Blue Collar Jobs Can’t be Moved Offshore

By Kevin M

In Jobs and Careers That Aren’t Coming Back we listed and discussed 13 career fields that are in a state of decline and unlikely to recover. Today we’ll cover the very opposite: job fields that are here to stay and likely to expand.

Global off-shoring of jobs and advances in technology are squeezing many jobs and careers into gradual extinction, as computers and cheap overseas labor eat away at once common fields of employment. But not all career fields are affected.

People who can produce or fix things often have the greatest job security. The world is full of machines, all in need of service or repair sooner or later. Being one of the people who can keep them going is a chance to start to a side business or to full scale self-employment. Equally important, though we tend to think of most innovation occurring in laboratories, many technological discoveries happen somewhere out in the field, produced by people who can work with their hands.

Fields that are actually expanding job opportunities

In Blue-Collar Jobs in Demand for 2010 Michelle Goodman lists the following job categories, all having positive future prospects:

  • Plumber, pipe fitter, or steamfitter
  • Elevator installer/repairer
  • Carpenter
  • Electrician
  • Automobile mechanic
  • Heating, air conditioning, or refrigeration mechanic/installer
  • Roofer

I’ll add another to that list: Home remodeling and repair. Given the weak economy and the even weaker housing market, a lot of homeowners are opting to renovate rather than move. I know a few people in home remodeling and they’re busier than ever.

(An even broader list appears in The Skilled Trades Are Well Worth Investigating.)

Irresistible advantages

There are more than a few advantages to blue collar work, even in this golden age of college education.

No outsourcing. These jobs can’t be outsourced to Bangalore or any other location anywhere in the world. The work involved in blue collar jobs is done on site with human hands and as marvelous as the accomplishments of technology have been, the ability to replace that involvement probably won’t come in our lifetimes, or even many lifetimes to come.

No transfers. It’s highly unlikely that you’re job will be transferred to a location somewhere across the country. In Buying vs. Renting a Home – Its Not All About Money, one of the factors that needs to be considered in the buy vs. rent decision is local job stability. Given that house values are no longer rising to support the five-years-and-flip game, having a career that enables you to stay in your home and community long term is more important than ever.

No student debt. You won’t come out of the gate carrying five- or six figures in student loan debt. Blue collar jobs are typically entered through apprenticeships supplemented by classroom training. It’s more of an “earn and learn” in the old world tradition.

No meetings or business travel. Maybe this is my personal opinion taking hold, but I find that meetings and business travel often waste a lot of time and energy.

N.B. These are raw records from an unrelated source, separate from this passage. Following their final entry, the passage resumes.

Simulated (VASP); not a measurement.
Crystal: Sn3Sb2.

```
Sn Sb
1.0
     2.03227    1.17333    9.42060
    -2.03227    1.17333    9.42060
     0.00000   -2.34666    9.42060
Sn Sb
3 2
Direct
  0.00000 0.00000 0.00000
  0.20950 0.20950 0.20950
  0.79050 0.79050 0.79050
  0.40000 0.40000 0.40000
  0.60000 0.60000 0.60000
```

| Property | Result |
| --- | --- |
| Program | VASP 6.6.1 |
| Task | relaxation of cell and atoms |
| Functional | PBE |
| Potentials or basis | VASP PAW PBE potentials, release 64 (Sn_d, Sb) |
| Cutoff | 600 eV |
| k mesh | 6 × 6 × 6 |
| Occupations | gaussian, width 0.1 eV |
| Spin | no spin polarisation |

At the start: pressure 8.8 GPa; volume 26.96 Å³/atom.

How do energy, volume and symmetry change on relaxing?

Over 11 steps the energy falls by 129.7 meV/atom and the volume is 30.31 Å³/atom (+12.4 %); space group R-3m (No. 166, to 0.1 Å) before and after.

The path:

Second income potential. How many desk jobs are readily convertible into second incomes or side businesses? By contrast, the trades lend themselves well to engaging in a side business especially.

Barter potential. If you can build or fix something, you have something to trade on the open market. Since blue collar jobs essentially involve building and fixing, you have a barter skill built into your regular career. You can develop an informal barter arrangement with other trades people, or to trade for other services you need.

Job mobility. One of the advantages of blue collar work, at least the skilled trades, is that there’s demand for workers in nearly every city, state and region in the country, and even in the world. Many career fields are regionally concentrated, but electricians, plumbers and carpenters are needed everywhere.

The blue collar worlds Achilles heal

Every career field comes with one or more weak spots, and the blue collar world is no exception. With the obvious exception of auto mechanics and home remodeling, a significant slice of blue collar workers are concentrated either primarily or entirely in new construction.

The boom/bust cycle of real estate development, whether residential, commercial or industrial, puts many blue collar jobs—the ones dependent on new construction—at even greater risk than other career fields. The recent experience in the home building industry testifies to this.

The security of blue collar work then is in those jobs centering on service and repair of existing systems. Not only is repair work the most secure, but it also offers the greatest potential for self-employment.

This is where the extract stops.